But Iran poses a set of dynamic challenges. In one way or another, it touches upon all the turmoil of the region, it is at the center of oil and gas production and pricing, its leadership connects with political Islam the world over, and it has strengthening ties to Russia, India, China and Japan. 

Obama has pledged, as recently as last Jan. 11, to "engage" with Iran in a respectful way, which is certainly a change, at least in tone. But "engagement" is a malleable concept.  At this early stage of the Obama era, it's important to understand who might shape that engagement, who has responsibility for Iran in the State Department and how those people perceive the future contours of the U.S.-Iran relationship. 

And on that score, if the Washington rumor mill is correct, we are in for another dose of "get tough" diplomacy.  As Hillary Rodham Clinton said in her confirmation hearings to be Secretary of State, they intend to approach Iran's nuclear-development program "through diplomacy, through the use of sanctions, through creating better coalitions with countries that we believe also have a big stake in preventing Iran from becoming a nuclear weapon power, to try to prevent this from occurring."   

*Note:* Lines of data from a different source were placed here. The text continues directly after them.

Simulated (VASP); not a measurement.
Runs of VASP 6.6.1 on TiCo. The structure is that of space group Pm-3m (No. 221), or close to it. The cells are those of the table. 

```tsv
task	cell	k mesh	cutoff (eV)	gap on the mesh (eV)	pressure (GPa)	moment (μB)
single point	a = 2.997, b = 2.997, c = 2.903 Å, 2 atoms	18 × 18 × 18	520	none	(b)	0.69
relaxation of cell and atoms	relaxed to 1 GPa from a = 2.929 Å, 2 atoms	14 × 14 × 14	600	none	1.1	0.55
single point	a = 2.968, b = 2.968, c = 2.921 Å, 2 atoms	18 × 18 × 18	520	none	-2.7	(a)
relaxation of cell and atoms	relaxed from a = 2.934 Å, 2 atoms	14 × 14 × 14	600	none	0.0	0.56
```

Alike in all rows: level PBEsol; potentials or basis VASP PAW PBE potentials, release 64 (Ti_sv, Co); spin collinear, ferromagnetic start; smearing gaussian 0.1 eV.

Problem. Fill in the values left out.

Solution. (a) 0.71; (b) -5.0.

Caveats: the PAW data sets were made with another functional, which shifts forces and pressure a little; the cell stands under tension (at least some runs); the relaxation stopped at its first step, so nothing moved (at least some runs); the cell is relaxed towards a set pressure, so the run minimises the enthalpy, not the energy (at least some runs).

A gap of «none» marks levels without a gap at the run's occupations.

The core of that list and her statement that "all options are on the table" -- code for a military attack on Iran -- is coercion. It won't work, if by "work" we mean to make Iran bend to our will. It hasn't worked for three decades. And such a continuation of coercive policies could create even more dissonance in the relationship than at any time in the 30 years since the Islamic revolution. 

The gloom that is descending over many critics of Bush's catastrophic foreign policy stems from Obama's appointments and the indiscernible "change" agenda that such choices convey. Foreign policy has always been a tightly held portfolio, with few outside the small club of specialists chosen for major posts. But even within this small demographic, there are very sharp differences of skill, temperament and ideology. Once Clinton was named as secretary of state, it was certain that many of those who served in her husband's administration would be returning to government. But even that cohort, which was not particularly successful, had a wide range of temperaments and inclinations, from highly professional diplomats to craven political hacks and neoconservative ideologues.   

Particularly upsetting to growing numbers of policy analysts, former diplomats and liberal activists are the widespread rumors of who would take on the ultrasensitive posts managing affairs in the Middle East, the Persian Gulf and South Asia.

According to these reports, Dennis Ross would become a special envoy whose portfolio includes Iran, and possibly the entire region; Richard Holbrooke would take the special envoy slot for Afghanistan, Pakistan and India; and Richard Haass would take on the Israeli-Palestinian issue. 

Just after the inauguration, Holbrooke was announced for his rumored slot, and former Sen. George Mitchell, D-Maine, was given the job of addressing the Israeli-Palestinian imbroglio. By the end of the inauguration week, there was no official word on Ross. Holbrooke, Ross and Mitchell have been affiliated with groups that are overtly hostile to Iran, and it is that record of belligerence that has many who hope for a change of course wary.